Yes quite substantial. On firecracker ZFS needs at least 50-60 ms to initialize 
on my machine. Whereas RoFS images takes 1 millisecond - the smallest native 
example takes 5-6 ms to boot including RoFS mount and ~10ms in total to execute 
(10 ms includes that 5-6 ms of boot time). 

Sent from my iPhone

> On Sep 20, 2019, at 15:53, zhiting zhu <[email protected]> wrote:
> 
> Is there any difference on boot time between zfs and rofs? 
> 
>> On Fri, Sep 20, 2019 at 2:45 PM Henrique Fingler <[email protected]> wrote:
>>  I'll check that out.
>> 
>>> Instead of detecting what hypervisor we are dealing with, we should simply 
>>> act accordingly based on what features have been negotiated and agreed
>> 
>>  Yep, you're right. Five minutes after I hit Post I remembered what 
>> "negotiate" means. Whoops.
>> 
>>> Also, I have noticed with my simple patch OSv ends up allocating 256 
>>> buffers on Firecracker
>> 
>>  That's why I was trying to force the size of the recv queue to one. But 
>> this can be done in a smarter way in net::fill_rx_ring() as you said. I'll 
>> hack around and see what comes up.
>>  It also seems that Firecracker has the machinery to implement 
>> VIRTIO_NET_F_MRG_RXBUF, but I don't know how complicated it would be to 
>> finish it. I might check that out in a few weeks when I have some free time.
>> 
>>  Thanks for all the pointers!
>> 
>> 
>>> On Friday, September 20, 2019 at 1:58:42 PM UTC-5, Waldek Kozaczuk wrote:
>>> 
>>> 
>>>> On Friday, September 20, 2019 at 8:56:35 AM UTC-4, Waldek Kozaczuk wrote:
>>>> See my answers below.
>>>> 
>>>>> On Thursday, September 19, 2019 at 11:34:56 PM UTC-4, Henrique Fingler 
>>>>> wrote:
>>>>>  I agree that this is mostly a thing that should be done on Firecracker. 

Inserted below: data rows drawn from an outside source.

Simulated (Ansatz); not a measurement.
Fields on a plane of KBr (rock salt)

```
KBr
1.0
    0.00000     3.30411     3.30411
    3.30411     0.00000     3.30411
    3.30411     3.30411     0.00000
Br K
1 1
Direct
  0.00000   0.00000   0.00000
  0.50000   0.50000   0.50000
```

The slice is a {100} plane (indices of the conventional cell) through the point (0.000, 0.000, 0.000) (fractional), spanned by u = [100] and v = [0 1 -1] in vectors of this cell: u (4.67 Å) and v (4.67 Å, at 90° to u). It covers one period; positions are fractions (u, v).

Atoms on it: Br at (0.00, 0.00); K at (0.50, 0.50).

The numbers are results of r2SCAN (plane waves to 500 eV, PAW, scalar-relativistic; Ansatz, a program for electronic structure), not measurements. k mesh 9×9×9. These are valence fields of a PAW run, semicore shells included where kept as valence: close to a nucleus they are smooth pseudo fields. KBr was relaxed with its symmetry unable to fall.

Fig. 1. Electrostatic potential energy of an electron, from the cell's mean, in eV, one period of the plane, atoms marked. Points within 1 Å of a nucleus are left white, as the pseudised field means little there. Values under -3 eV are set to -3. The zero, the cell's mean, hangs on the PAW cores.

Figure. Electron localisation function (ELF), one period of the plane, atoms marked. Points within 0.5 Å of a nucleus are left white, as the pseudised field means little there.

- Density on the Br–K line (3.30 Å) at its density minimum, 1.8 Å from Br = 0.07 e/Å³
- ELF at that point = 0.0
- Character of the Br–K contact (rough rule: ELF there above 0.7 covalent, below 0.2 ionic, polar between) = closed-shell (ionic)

>>>>> For now, if there's a way to detect the hypervisor we can switch that. 
>>>>> Personally I'm only using Firecracker so I'll leave this in.
>>>> Instead of detecting what hypervisor we are dealing with, we should simply 
>>>> act accordingly based on what features have been negotiated and agreed 
>>>> between OSv (driver) and hypervisor (device). We should simply follow the 
>>>> VirtIo spec as it says here:
>>>> "5.1.6.3.1 Driver Requirements: Setting Up Receive Buffers
>>>> If VIRTIO_NET_F_MRG_RXBUF is not negotiated:
>>>> If VIRTIO_NET_F_GUEST_TSO4, VIRTIO_NET_F_GUEST_TSO6 or 
>>>> VIRTIO_NET_F_GUEST_UFO are negotiated, the driver SHOULD populate the 
>>>> receive queue(s) with buffers of at least 65562 bytes.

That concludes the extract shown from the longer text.